The most straightforward approach is simply increasing the number of (standard 512-byte) sectors per track by reducing the size of the gaps between sectors. This has the major advantage in that special drivers are usually not required; software which can handle 15 or 18 sectors per track can usually handle 20 or 21 just as well.
A widely used representative of this method is Microsoft’s DMF, which uses 21 sectors per track for a total capacity of 21 * 0.5 * 2 * 80 or 1,680 KB on a standard 3½” HD diskette.
This is still relatively far from the theoretical ideal, the unformatted capacity (DMF utilized about 86% of the unformatted capacity). The problem is that there is fixed per-sector overhead (IDs, checksums) which cannot be eliminated. The way to reduce the overhead is to use bigger sectors which have better natural ratio of usable data to overhead. And that’s where the real fun starts.
There are two major problems with using larger sectors. The first is a software problem: The BIOS and operating systems usually cannot handle non-standard sector sizes, which requires special drivers and thus hassle for users. The second is a hardware problem: The FDC only supports sectors whose size is a power of two, which creates a whole host of new complications.

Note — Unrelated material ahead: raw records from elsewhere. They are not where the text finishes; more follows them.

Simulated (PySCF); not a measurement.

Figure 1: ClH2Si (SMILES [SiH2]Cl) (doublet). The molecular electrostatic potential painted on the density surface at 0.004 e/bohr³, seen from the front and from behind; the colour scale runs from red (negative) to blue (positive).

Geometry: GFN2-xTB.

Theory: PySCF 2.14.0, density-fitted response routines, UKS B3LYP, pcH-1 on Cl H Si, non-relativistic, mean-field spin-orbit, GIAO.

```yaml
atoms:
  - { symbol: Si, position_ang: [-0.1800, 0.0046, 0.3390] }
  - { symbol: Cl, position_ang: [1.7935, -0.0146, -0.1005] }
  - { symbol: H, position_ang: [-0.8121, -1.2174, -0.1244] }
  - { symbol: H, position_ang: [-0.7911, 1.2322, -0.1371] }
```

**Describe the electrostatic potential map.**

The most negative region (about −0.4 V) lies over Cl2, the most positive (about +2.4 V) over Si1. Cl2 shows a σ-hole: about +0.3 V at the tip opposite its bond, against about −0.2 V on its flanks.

To get the per-sector overhead to absolute minimum, there would have to be a single sector per track. But as explained above, the unformatted capacity of a single track of a 3½” HD floppy is 12,500 bytes, which very inconveniently falls right between the two closest possible sector sizes, 8 KB and 16 KB. 8 KB is less than even the conservative standard 1.44 MB format (which provides 9 KB per track), and 16 KB cannot possibly fit onto a single track.
Most people never heard of FORMAT1968/READ1968 utilities written in 1992 by Oliver Fromme, better known as the author of the popular HD-Copy utility. The FORMAT1968 utility claimed to squeeze 1,968 KB of data onto a standard 3½” HD floppy.
The FORMAT1968 utility used three 4 KB sectors per track (12 KB per track) and 82 tracks (really cylinders), which gave 12 * 2 * 82 or 1,968 KB.
The reason why this utility remained unknown is that it didn’t work on most systems. The problem is that not all drives run at exactly 300 rpm; even manufacturer specifications typically allow 1-2% slower or faster speed. And if a drive rotates faster, the capacity goes down—because the FDC has less time to read or write the data on each track.
A drive that spins 1.5% faster (304.5 rpm) could only store about 98,522 bits or 12,315 bytes per track. That’s not enough to store 3 sectors holding 12,288 bytes of data due to the required per-sector overhead (which is at least about 30 bytes per sector plus required gaps). A similar problem would occur if the FDC processed data at a rate slightly slower than 500 kbps. Of course if the drive rotated slightly slower, there would be more room on the disk… but that cannot be assumed to be the case.
Using bigger (8 KB) sectors is out of the question (one is not enough, two can’t fit), and using smaller sectors (2 KB or 1 KB) only makes the sector overhead worse.
Mix and Match
The only way to reduce the sector overhead and still be able to actually read and write the disks on all systems is to use a mix of sector sizes. One 8 KB sector may be used because that provides the lowest relative overhead. The question is then how to utilize most of the remaining slightly less than 4 KB of available space.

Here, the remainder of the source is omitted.